255 East Fifth Street ^ Suite 1900

Cincinnati, OH 45202

www.dinsmore.com

   

 

Michael G. Dailey

(513) 977-8644 (direct) ^ (513) 977-8141 (fax)

michael.dailey@dinsmore.com

March 25, 2019

Fifth Third Bancorp

38 Fountain Square Plaza

Cincinnati, Ohio 45263

Ladies and Gentlemen:

We have acted as counsel to Fifth Third Bancorp, an Ohio corporation (“Fifth Third”), in connection with the registration statement on Form S-8 (the “Registration Statement”) filed by Fifth Third with the Securities and Exchange Commission (the “Commission”) pursuant to the Securities Act of 1933, as amended (the “Securities Act”), relating to the registration of $4,000,000 of deferred compensation obligations (the “Obligations”), which represent unsecured obligations of Fifth Third to pay deferred compensation to eligible participants in the future in accordance with the terms of the MB Financial, Inc. Non-Stock Deferred Compensation Plan (the “Plan”). Fifth Third assumed the Plan in connection with its acquisition of MB Financial, Inc. pursuant to the Agreement and Plan of Merger, dated as of May 20, 2018, by and among Fifth Third, Fifth Third Financial Corporation and MB Financial, Inc. (the “Merger Agreement”), as further described in the Registration Statement. We are furnishing this opinion letter pursuant to Item 8 on Form S-8 and Item 601(b)(5) of Regulation S-K under the Securities Act.

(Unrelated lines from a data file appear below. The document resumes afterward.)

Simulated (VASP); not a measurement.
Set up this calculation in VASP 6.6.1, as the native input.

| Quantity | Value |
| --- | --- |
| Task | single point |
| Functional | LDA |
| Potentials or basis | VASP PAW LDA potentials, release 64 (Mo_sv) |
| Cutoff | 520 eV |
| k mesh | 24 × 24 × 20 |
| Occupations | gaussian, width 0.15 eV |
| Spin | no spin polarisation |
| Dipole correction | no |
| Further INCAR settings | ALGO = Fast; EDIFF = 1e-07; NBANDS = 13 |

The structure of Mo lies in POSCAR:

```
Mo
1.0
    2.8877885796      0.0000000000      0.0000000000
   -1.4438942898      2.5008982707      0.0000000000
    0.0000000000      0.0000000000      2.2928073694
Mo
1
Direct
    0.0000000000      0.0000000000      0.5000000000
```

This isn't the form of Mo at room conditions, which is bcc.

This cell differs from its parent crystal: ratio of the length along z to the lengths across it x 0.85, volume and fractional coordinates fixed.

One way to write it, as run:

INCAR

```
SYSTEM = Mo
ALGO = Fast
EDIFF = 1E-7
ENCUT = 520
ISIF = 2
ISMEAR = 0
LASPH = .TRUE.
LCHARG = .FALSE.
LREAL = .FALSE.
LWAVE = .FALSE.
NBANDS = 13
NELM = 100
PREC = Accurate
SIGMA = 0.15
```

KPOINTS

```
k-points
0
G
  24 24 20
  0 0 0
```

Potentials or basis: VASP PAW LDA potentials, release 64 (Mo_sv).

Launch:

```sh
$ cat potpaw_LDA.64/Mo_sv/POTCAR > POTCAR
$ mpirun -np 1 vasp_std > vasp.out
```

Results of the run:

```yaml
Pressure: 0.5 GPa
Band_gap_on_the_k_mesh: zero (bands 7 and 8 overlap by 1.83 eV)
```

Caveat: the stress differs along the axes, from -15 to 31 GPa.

In connection with this opinion letter, we have examined originals or copies, certified or otherwise identified to our satisfaction, of (i) the Registration Statement, (ii) the Merger Agreement; (iii) the Plan, (iv) resolutions adopted by Fifth Third’s board of directors, (v) the Amended Articles of Incorporation of Fifth Third Bancorp, as amended, and the Code of Regulations of Fifth Third Bancorp, as amended; and (vi) other such records, agreements and documents as we have deemed relevant or necessary as the basis for the opinion hereinafter expressed. We also have made such further legal and factual examinations and investigations as we deemed necessary for purposes of expressing the opinion set forth herein. In our examination of the aforesaid documents, we have assumed the genuineness of all signatures, the legal capacity of all natural persons, the accuracy and completeness of all documents submitted to us, the authenticity of all original documents, and the conformity to authentic original documents of all documents submitted to us as copies. We have also assumed that the Plan has been established and is intended to be maintained as a “top-hat” plan under the Employee Retirement Income Security Act of 1974, as amended (“ERISA”), which is a plan that is unfunded and maintained by an employer primarily for the purpose of providing deferred compensation for a select group of management or highly compensated employees.

Our opinion set forth below is limited to the laws of the State of Ohio and federal laws of the United States that, in our professional judgment, are normally applicable to transactions of the type contemplated by the Registration Statement, and we do not express any opinion herein concerning any other laws, statutes, ordinances, rules or regulations.

This opinion letter is provided for use solely in connection with the transactions contemplated by the Registration Statement and may not be used, circulated, quoted or otherwise relied upon for any other purpose without our express written consent. The only opinion rendered by us consists of those matters set forth in the following paragraph, and no opinion may be implied or inferred beyond the opinion expressly stated. Our opinion expressed herein is as of the date hereof, and we undertake no obligation to advise you of any changes in applicable law or any other matters that may come to our attention after the date hereof that may affect our opinion expressed herein.


Fifth Third Bancorp

March 25, 2019

 

Based upon the foregoing, and subject to all of the other assumptions, limitations, and qualifications set forth herein, we are of the opinion that (i) if and when the Obligations are issued in accordance with the terms and conditions of the Plan, the Obligations will be valid and binding obligations of Fifth Third, enforceable in accordance with their terms, except as enforcement thereof may be limited by the effects of bankruptcy, insolvency, fraudulent conveyance, reorganization, moratorium and other similar laws relating to or affecting creditors’ rights generally or by general equitable principles (whether considered in a proceeding in equity or at law); and (ii) the provisions of the Plan comply with the requirements of ERISA applicable to “top-hat” plans.

We are expressing no opinion as to any obligations that parties other than Fifth Third may have under or in respect of the Obligations or as to the effect that their performance of such obligations may have upon any of the matters referred to above.

We consent to the filing of this opinion letter as an exhibit to the Registration Statement. In giving such consent, we do not hereby admit that we are within the category of persons whose consent is required under Section 7 of the Securities Act or the rules and regulations of the Commission thereunder.